1. From now on when asked ‘when is Easter this year?’ you can reply knowingly that Easter Sunday falls the Sunday after the first full moon after the Spring Equinox. Should clear it up no end.
2. ‘Sunshine’ is the big movie release this Easter weekend. It is a great watch, bounding at white knuckle pace from thrilling sci-fi to Galaxy Quest type science that has even luddites like me frowning and ultimately a hoky ending. Its fair to say there are few new ideas in this movie but it was still great viewing, a real visual experience and a good adventure at times. Afterwards give some thought to the influences – Alien, 2001, Solaris. Having a quiet weekend, there is always the option of renting ‘The Squid and the Whale’, the first entry in the Dossing Times DVD Club. See below.

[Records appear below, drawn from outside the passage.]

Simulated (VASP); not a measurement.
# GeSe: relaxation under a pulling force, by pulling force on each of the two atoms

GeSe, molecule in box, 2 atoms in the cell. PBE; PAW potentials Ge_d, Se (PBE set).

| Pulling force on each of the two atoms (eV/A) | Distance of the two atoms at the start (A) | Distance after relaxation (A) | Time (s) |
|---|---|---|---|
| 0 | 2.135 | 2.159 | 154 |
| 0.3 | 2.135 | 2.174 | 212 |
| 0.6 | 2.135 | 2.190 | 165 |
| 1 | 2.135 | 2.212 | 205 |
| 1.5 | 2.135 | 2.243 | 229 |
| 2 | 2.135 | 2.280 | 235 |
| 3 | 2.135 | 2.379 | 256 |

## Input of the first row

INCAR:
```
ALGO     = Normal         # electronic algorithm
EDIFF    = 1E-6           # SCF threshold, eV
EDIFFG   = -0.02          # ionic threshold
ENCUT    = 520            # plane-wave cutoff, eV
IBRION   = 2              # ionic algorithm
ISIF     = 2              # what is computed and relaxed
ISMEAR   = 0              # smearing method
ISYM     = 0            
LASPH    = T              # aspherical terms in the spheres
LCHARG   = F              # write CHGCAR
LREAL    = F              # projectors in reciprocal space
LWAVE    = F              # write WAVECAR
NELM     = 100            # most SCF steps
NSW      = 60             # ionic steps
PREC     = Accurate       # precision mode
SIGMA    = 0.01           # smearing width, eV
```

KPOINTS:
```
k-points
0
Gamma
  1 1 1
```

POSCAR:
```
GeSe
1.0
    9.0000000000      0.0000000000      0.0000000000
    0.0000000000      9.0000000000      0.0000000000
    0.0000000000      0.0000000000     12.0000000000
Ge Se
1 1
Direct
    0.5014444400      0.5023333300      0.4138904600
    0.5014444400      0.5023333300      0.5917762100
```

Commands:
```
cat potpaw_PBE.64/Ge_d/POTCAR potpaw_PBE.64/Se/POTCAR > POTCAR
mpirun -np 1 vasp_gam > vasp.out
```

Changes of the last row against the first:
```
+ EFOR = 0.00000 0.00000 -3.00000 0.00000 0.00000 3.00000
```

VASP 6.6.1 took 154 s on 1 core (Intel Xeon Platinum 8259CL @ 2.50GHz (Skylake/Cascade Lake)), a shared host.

3. Since its conception as a holy celebration in the second century, Easter has had its non-religious side. In fact, Easter was originally a pagan festival. The ancient Saxons celebrated the return of spring with an uproarious festival commemorating their goddess of offspring and of springtime, Eastre. When the second-century Christian missionaries encountered the tribes of the north with their pagan celebrations, they attempted to convert them to Christianity. They did so, however, in a clandestine manner.
It would have been suicide for the very early Christian converts to celebrate their holy days with observances that did not coincide with celebrations that already existed. To save lives, the missionaries cleverly decided to spread their religious message slowly throughout the populations by allowing them to continue to celebrate pagan feasts, but to do so in a Christian manner.
As it happened, the pagan festival of Eastre occurred at the same time of year as the Christian observance of the Resurrection of Christ. It made sense, therefore, to alter the festival itself, to make it a Christian celebration as converts were slowly won over. The early name, Eastre, was eventually changed to its modern spelling, Easter.
4. We all ought to be aware that 12, 000 children caught up in the slave trade on the Ivory Coast are those picking the cocoa beans to make your Easter Egg. Consider buying Fairtrade chocolate or Tesco own brand, one of the Fairtrade sanctioned brands.
5. Speaking of Easter Eggs, they do have another connotation, they also describe hidden features stored on DVDs and video games. Filmmakers who take pride in their output, giving more than vanilla DVDs usually give up some time to putting in some extra footage, scenes or bloopers. The sites, eeggs.com and dvdeastereggs.com are two of many sites cataloguing such eggs so have a look and you’d never know what extra material has been sitting on your shelves.
6. Finally, a note on Easter Island. Located over 2,000 miles from the nearest population center, (Tahiti and Chile), it is one of the most isolated places on Earth. A triangle of volcanic rock in the South Pacific - it is best known for the giant stone monoliths, known as Moai, that dot the coastline. The early settlers called the island "Te Pito O Te Henua" (Navel of The World). Admiral Roggeveen, who came upon the island on Easter Day in 1722, named it Easter Island. Today, the land, people and language are all referred to locally as Rapa Nui. The place is subject to much speculation and controversy, the origins of the people living there, its own bloody history before Western Civilisation arrived and the construction of the statues subject to every possible theory including extra terrestrial involvement.